Creative Mobile Solutions Inc. (CMSI) once again finds its team dispersed around the globe for a busy summer. Not only is CMSI providing postproduction and network support to Fox Sports for the World Cup, U.S. Open, and others, it’s also helping out ESPN on events like the NBA Finals as well as BET Networks’ BET Awards this Sunday.
“We always get busier in the summer as the major events converge,” says CMSI President Noah Gusdorff. “We ramp up in the spring and just keep growing, adding additional staff, services, and technical and business expertise to help us stay structured and keep going.”
Gusdorff is currently in Moscow overseeing CMSI operations at the IBC and also venue kits that bounce among the 12 venues. Those kits, for example, allow footage captured on Sony F55 cameras to be offloaded from an ENG card and into a system that ultimately makes the footage visible to Fox Sports staffers in the U.S.
“I am on-site at the IBC, where the playout servers and main control room is, as content is originating from here,” Gusdorff says from Moscow. “After here, it is simultaneously in two places — some sent to Amazon S3, and then, depending on the footage, tagged and sent to Los Angeles. From there, it is visible all over [the Fox operations] and orchestration gets the files where they need to go.”

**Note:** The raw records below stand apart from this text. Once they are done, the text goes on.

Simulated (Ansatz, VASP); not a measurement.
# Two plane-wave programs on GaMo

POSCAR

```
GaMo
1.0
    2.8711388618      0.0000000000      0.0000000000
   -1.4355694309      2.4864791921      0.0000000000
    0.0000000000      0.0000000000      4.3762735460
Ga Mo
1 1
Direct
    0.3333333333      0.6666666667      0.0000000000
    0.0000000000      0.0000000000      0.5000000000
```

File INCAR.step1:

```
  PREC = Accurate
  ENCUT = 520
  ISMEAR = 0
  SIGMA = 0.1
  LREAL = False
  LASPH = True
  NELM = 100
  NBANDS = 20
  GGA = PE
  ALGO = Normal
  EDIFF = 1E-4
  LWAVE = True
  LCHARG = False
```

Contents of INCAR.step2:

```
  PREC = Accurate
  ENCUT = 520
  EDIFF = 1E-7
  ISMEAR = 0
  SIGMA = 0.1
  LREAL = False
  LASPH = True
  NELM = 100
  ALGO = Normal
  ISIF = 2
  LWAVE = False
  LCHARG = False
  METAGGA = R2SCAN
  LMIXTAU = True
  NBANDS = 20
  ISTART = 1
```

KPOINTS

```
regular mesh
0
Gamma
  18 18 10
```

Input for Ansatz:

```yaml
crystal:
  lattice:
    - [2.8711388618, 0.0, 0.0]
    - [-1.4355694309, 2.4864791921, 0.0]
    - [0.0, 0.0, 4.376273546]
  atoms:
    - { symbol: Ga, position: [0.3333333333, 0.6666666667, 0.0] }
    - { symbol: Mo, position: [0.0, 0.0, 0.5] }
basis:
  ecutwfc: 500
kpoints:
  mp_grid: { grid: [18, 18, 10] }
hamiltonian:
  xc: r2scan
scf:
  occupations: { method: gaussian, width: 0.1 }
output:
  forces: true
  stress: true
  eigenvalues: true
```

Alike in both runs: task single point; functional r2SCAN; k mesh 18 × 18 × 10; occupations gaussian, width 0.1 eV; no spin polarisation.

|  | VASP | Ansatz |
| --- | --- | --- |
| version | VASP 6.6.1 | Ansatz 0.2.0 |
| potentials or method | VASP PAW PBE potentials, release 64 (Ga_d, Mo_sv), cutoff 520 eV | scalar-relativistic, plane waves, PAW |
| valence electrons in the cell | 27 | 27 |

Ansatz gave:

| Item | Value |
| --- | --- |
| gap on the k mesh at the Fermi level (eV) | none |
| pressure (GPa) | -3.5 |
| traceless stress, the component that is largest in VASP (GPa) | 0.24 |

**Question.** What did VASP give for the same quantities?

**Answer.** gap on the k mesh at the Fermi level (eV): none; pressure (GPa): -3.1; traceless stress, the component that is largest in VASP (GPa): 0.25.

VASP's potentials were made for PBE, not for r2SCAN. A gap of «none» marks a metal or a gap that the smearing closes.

For the recently concluded NBA Finals (and the Eastern Conference Finals), CMSI worked with ESPN for the third straight year, providing archive file management and an EVS remote solution. Senior Workflow Specialist Scott Meglemre designed and managed the workflow and Ryan Carignan, who formerly worked with EVS, handled file management, as well as hardware and integration support.
“For the NBA Finals, we were able to use an EVS product called IPWeb that allowed for content to be viewed in a browser and bounced back and forth between the production trucks [in Cleveland and Oakland],” says Gusdorff. CMSI’s implementation of IPWeb allowed content to be transferred back and forth between cities while the truck was powered off.
“There was a central system to provide access to the footage in a Web browser as the user would log in, browse, and then choose what to do with the footage,” he says.
As for the U.S. Open, being on a golf course is always a challenge. The scale of the Fox Sports production compounds these challenges. CMSI provided five Adobe Premiere edit systems, a Davinci color-correction system, 512TB of Avid storage, 200TB of NAS-based storage, and 10 Gbps of networking. On location, Mike Kircos managed the CMSI team and kept the operation running smoothly.
“It’s gigantic, and the expectations are the same as with any show,” says Gusdorff. “You need to set up complicated workflow processes quickly, get the systems talking to each other, and there is not a lot of room for error. So, we prepped everything at our facility in Westlake Village, CA, and then got it out to the site in as close to a working configuration as we could. Then we coordinated with Game Creek Video and were ready to go.”
Upcoming events include the ESPYs, the Special Olympics, support for Conan O’Brien’s visit to Comic-Con, and more. This weekend’s big efforts are around the BET Awards, a massive undertaking that requires 20 edit systems to be on site at four venues.
“That show keeps growing and growing,” says Gusdorff. “And everybody on our team has done an awesome job on all these events. Mandi Neece, our Operations Manager, is the glue that holds it all together and stays on top of everything, so our engineers can buckle down.”